Movant, a federal prisoner proceeding through counsel, has filed a motion to vacate, set aside, or correct his sentence pursuant to 28 U.S.C. § 2255.
The matter was before the court on April 6, 2016 for hearing on movant's motion for bail pending resolution of his § 2255 motion. ECF No. 634. Attorney Jay Roadarmel appeared on behalf of movant; Assistant United States Attorney Jeremy Kelley appeared on behalf of the government. As stated on the record, and for the reasons stated below, movant's motion for bail pending resolution of his § 2255 motion is denied.
On June 25, 2009, the jury returned a guilty verdict against movant for conspiring to defraud the United States and to make false statements in asylum applications in violation of Sections 371 and 1546 of Title 18 of the United States Code. ECF No. 325. Movant was sentenced on September 24, 2010. ECF No. 462. Finding that the total offense level was 28 and the criminal history category was I, United States District Judge Frank C. Damrell, Jr. determined the guidelines range was 78 to 87 months.

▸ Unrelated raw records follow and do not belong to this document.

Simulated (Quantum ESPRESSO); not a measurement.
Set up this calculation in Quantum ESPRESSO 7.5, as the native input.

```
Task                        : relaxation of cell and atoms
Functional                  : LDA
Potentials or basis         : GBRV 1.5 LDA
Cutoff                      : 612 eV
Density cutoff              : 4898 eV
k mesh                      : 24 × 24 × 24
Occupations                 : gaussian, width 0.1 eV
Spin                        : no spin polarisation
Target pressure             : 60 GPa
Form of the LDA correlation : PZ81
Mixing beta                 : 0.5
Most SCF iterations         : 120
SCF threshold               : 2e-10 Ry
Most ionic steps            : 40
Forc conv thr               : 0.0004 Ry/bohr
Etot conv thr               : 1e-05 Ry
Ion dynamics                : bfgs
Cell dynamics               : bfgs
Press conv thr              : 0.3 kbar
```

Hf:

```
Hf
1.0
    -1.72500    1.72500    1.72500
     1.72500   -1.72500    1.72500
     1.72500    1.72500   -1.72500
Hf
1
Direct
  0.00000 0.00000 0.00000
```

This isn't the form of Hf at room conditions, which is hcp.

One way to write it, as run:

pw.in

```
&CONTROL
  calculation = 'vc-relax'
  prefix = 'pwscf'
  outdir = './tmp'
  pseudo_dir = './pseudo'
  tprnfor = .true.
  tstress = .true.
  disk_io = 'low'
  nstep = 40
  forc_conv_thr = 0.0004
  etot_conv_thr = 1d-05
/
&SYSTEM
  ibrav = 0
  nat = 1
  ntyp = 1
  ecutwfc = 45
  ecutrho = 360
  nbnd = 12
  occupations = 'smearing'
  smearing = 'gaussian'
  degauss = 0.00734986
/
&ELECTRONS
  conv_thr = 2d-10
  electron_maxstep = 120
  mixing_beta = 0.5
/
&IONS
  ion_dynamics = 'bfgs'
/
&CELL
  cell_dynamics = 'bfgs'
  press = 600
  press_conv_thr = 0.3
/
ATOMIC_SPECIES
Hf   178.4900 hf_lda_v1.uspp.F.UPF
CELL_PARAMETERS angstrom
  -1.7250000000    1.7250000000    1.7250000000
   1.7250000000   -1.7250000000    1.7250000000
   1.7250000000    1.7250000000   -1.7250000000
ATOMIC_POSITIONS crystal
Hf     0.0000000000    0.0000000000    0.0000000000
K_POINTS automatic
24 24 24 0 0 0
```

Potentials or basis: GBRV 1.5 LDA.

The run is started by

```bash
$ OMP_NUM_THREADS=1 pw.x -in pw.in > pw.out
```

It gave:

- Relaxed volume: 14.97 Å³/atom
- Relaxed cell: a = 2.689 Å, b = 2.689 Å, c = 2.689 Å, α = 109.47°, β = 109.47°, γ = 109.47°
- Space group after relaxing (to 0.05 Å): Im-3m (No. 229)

Movant completes his term of imprisonment on June 21, 2016. ECF No. 634-2 at 6. On January 22, 2016, the Federal Bureau of Prisons ("BOP") transferred movant from a Residential Re-Entry Center to home confinement. Id. He now remains in BOP custody, but at his home. Id.
Bail pending the resolution of a section 2255 proceeding is only appropriate in "extraordinary cases involving special circumstances or a high probability of success." United States v. Mett, 41 F.3d 1281, 1282 (9th Cir. 1994). Although this standard is couched in disjunctive terms, numerous district courts and other circuits have concluded that the movant must meet both requirements. See, e.g., Hall v. San Francisco Superior Court, No. C 09-5299-PJH, 2010 U.S. Dist. LEXIS 33030, at *8-9 (N.D. Cal. Mar. 8, 2010) (discussing cases); Landano v. Rafferty, 970 F.2d 1230, 1239 (3d Cir. 1992) (reasoning that "bail pending post-conviction habeas corpus review [is] available only when the petitioner has raised substantial constitutional claims upon which he has a high probability of success, and also when extraordinary or exceptional circumstances exist which make the grant of bail necessary to make the habeas remedy effective") (emphasis added). The movant must demonstrate "some circumstance making [his] application exceptional and deserving of special treatment in the interests of justice." Aronson v. May, 85 S.Ct. 3, at 7 (1964) (Douglas, J., in chambers). Special circumstances that may warrant release on bail include "a serious deterioration of health while incarcerated, and unusual delay in the appeal process." Salerno v. United States, 878 F.2d 317, 317 (9th Cir. 1989). In short, "something more" than "a clear case for . . . release" is required before granting bail. Benson v. California, 328 F.2d 159, 162 (9th Cir. 1964).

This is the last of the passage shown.